Both reports provide commentary on weather patterns and climate science that are deeply alarming.

Records and findings

In January 2019, Bourke suffered 21 consecutive days of 40 degrees or above, beating the previous record of 17 days in 1939. Menindee’s highest temperature was 48.8 degrees. The spatial extent of these record-breaking temperatures exceeded 1939 records.

A 1.5-degree rise in the overall annual mean temperature across the Basin since 1910 was reported.

Long-term changes were also found in rainfall and inflows. Across southeast Australia an 11 per cent decrease in April-October rainfall across 1999-2018 has been observed. NSW river inflow was at “less than one per cent” of the annual expectation (that is: 30GL cf 4000GL).

2018 was the eighth-driest and the hottest year on record in the Basin. Winter and spring evaporation set another record.

Fish deaths occurred due to “exceptional climatic conditions”, “unparalleled in the observed climate record” (Vertessy Report: Finding 8). Climate change amplified hot weather events (Finding 9); and compared to other recent droughts, runoff was more severely reduced (Finding 10).
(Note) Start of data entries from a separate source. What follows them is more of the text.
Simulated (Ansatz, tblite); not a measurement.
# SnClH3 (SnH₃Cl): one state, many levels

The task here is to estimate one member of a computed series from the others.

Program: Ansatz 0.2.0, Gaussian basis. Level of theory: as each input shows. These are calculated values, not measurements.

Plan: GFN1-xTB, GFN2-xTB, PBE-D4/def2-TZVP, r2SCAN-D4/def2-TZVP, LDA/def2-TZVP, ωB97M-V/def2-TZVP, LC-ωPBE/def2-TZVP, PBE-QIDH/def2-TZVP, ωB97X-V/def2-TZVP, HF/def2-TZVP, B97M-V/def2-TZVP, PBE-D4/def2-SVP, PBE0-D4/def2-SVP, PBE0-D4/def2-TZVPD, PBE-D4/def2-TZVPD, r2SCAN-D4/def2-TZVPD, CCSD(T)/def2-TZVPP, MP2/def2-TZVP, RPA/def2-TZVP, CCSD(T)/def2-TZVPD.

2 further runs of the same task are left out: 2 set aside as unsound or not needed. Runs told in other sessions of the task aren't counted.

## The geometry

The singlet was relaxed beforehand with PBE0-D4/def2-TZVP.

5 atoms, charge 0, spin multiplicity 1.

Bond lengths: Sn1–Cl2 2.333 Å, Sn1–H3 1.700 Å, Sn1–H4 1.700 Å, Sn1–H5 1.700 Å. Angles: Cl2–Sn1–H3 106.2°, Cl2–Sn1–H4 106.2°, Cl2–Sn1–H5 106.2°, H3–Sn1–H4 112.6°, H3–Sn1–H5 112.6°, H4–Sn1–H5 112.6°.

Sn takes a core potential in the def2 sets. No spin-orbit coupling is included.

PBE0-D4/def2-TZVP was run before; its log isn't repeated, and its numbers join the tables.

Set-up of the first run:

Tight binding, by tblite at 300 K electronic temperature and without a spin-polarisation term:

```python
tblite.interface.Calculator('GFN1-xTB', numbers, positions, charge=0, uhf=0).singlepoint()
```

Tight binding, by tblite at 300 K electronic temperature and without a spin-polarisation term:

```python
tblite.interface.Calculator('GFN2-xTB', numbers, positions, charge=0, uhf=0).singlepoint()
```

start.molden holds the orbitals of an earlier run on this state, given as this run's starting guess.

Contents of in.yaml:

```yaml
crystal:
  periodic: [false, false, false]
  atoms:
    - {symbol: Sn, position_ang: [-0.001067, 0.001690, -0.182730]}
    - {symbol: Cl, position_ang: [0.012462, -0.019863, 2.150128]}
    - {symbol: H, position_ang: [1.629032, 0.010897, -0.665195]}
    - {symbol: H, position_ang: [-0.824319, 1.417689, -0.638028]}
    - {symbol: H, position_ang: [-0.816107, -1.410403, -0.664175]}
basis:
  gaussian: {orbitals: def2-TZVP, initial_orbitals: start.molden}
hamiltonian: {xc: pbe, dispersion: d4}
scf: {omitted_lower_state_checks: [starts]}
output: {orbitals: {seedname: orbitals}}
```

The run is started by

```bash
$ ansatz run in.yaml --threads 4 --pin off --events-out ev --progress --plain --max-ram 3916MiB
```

Not surprisingly, the Vertessy panel recommended the recently established MDBA Climate Change Research Program should be properly resourced (Recommendation 18).

Impossible to plan

Future climate projections, reported by Vertessy and the AAS, are even more alarming.

Two Basin regions are expected to see their annual mean temperatures increase by 2.7-4.5 degrees (Murray Basin cluster) and 3.0-5.4 degrees (Central Slopes cluster) by 2090 on high emissions scenarios. Rainfall will vary by as much as -38pc-+4pc and -39pc-+15pc, making it virtually impossible to plan.

We can expect insurance companies to bail out on insulating those who suffer these conditions. Government would do well to consider its position as the ‘insurer of last resort’.

A ministerial media release which fails to mention the climate change science reported is irresponsible. 

Native title overlooked

Aboriginal people’s water rights fare equally badly.

If returned to office in May, the Mr Littleproud has said he will “work with NSW” to have water savings allocated to Aboriginal people. This is not encouraging.

A national water policy is already supposed to support the delivery of water entitlements to native title holders. State governments (like NSW) are responsible.

Presently, Aboriginal people should be included in water planning (“wherever possible”). Social, cultural, and customary objectives and strategies should be incorporated (“wherever possible”). Native title rights to water and aquifers should be taken into account. 

Vertessy’s report details well known shortcomings. The AAS calls the Water Act (2007) “weak” – there is nothing mandatory about Indigenous water entitlements.

Presently, native title determinations are not reflected in water plans or in water management. 

Traditional job

Even though the Barkandji were granted water rights along 400 kilometres of the Darling River in 2015, there are no NSW Water Sharing Plans.

The Murray-Lower Darling Water Sharing Plan, finalised in 2016, makes zero provision for native title rights.

In 2017 (Cosmos 7 July) Brad Moggridge, Kamilaroi water scientist put it this way:-

An old living culture in the driest inhabited continent on Earth doesn’t have a say in water management. 

This has to change. Climate change is going to reduce whatever water is available. Aboriginal entitlements must be included in the (very Western) calculations.

Water is central to the Barkandji’s story of country. Unlike our government, Elder Uncle Badger Bates sees the bigger picture:-

The Barka [Darling River] was created when Kuluwarra (ancestor from the dreaming) let the Ngatji (Rainbow Serpent) out of his waterbag near Bourke, and the Ngatji lives in it still… the Ngatji looks after us and we have to look after it, it is our traditional job to look after the Ngatji and the river and the other waters of the Barka and its floodplains.

(AAS report p48).

Equally clearsighted, Patricia Doyle of the Menindee Local Aboriginal Land Council had this to say:-

They have to fix the problem at the top. You cannot fix the problem in the middle.

(AAS report p 50).

Aboriginal and other Basin communities are already feeling the impact of climate change. #ClimateAction is urgent.